- Impressive stuff but it would be polite to the potentially interested users if the line, "... this package is currently a proof of concept with limited direct use", had been put a little earlier. It's about nine or so dense paragraphs in.
It's fine that it is still in development but it just seems worth being upfront.
- > The result is very fast native code with no GC, no syscalls, and no memory allocations at runtime.
I guess, that's only achievable for certain kind of code, already designed with hard real-time in mind. It would be good to have some information about the limitations of this approach.
- THAT'S INSANE!
I always wondered if this could be possible. Like you fuzz a program, map out each possible allocation and deallocation and optimize the code with those hot paths and some statistics.
Very interesting project, would love some sort of write up on it.
- Thanks for your comment, I'll give a full write up a try.

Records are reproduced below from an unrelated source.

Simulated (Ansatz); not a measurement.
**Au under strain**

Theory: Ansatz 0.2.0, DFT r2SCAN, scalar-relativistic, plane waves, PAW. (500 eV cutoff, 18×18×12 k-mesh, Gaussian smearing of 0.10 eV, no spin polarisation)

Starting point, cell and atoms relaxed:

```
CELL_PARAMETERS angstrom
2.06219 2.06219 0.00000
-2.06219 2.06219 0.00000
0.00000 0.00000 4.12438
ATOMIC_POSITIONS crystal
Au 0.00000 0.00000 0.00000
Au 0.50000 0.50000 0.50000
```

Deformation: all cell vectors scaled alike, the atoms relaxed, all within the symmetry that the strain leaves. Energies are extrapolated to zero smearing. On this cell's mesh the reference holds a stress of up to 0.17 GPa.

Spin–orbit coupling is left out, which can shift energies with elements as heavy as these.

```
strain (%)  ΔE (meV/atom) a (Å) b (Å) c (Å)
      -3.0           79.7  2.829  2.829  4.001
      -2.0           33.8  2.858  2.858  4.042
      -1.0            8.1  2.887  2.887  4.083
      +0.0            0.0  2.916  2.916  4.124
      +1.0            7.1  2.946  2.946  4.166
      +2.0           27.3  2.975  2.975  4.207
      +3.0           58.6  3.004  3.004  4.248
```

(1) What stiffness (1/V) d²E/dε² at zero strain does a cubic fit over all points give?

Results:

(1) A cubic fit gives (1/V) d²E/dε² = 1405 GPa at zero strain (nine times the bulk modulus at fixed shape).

I think for deterministic control applications this concept has a sweet spot. While in conventional code the number of branch combinations can blow up easely, here you need to be able to guarantee worst case execution time which forces you anyway to be very carefull with branching.
On https://copapy.nonan.net/compiler.html is the how-it-works readme section extended with the generated machine code for stencils and a simple example.
- This looks like it could become an excellent alternative in time to not just NumPy and Numba, but also Cython. I know that may be more ambitious than your original intentions, but that's absolutely what sprung to mind.